For μ-almost every ω the cell probabilities under condExpKernel μ 𝒜 ω sum to 1, so the
pointwise entropy is bounded by log k via the existing Jensen bound entropy_le_log_card;
integrating this constant bound over the probability measure μ yields the claim.
Conditioning on the trivial σ-algebra ⊥ recovers the ordinary Shannon entropy: the
conditional probability condExpKernel μ ⊥ ω (s i) equals the unconditional probability μ (s i)
for μ-almost every ω, so the integrand is a.e. the constant entropy μ s.

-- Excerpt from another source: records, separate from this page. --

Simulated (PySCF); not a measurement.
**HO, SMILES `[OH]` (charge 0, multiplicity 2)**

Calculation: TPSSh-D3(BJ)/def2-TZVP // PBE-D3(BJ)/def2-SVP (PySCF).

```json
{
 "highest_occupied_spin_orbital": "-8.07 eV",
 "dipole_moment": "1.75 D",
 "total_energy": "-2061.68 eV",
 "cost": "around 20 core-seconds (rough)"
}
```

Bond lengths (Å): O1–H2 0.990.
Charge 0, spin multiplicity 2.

The disintegration identity ∫ ω, (condExpKernel μ 𝒜 ω A).toReal ∂μ = (μ A).toReal:
the μ-average of the conditional probability of a measurable set recovers its unconditional
probability, by the law of total probability (condExpKernel_ae_eq_condExp and integral_condExp
applied to the indicator of the set).
Conditioning does not increase entropy. For any finite measurable partition P of the
probability space and any sub-σ-algebra 𝒜, the conditional entropy is at most the unconditional
entropy.
This is Jensen's inequality (ConcaveOn.le_map_integral) for the concave function negMulLog,
applied term by term: for each cell Pᵢ, the average of negMulLog (κ(ω) Pᵢ).toReal is at most
negMulLog of the average ∫ ω, (κ(ω) Pᵢ).toReal ∂μ, which equals negMulLog (μ Pᵢ).toReal by the
disintegration integral_condExpKernel_toReal. Summing over i gives the bound.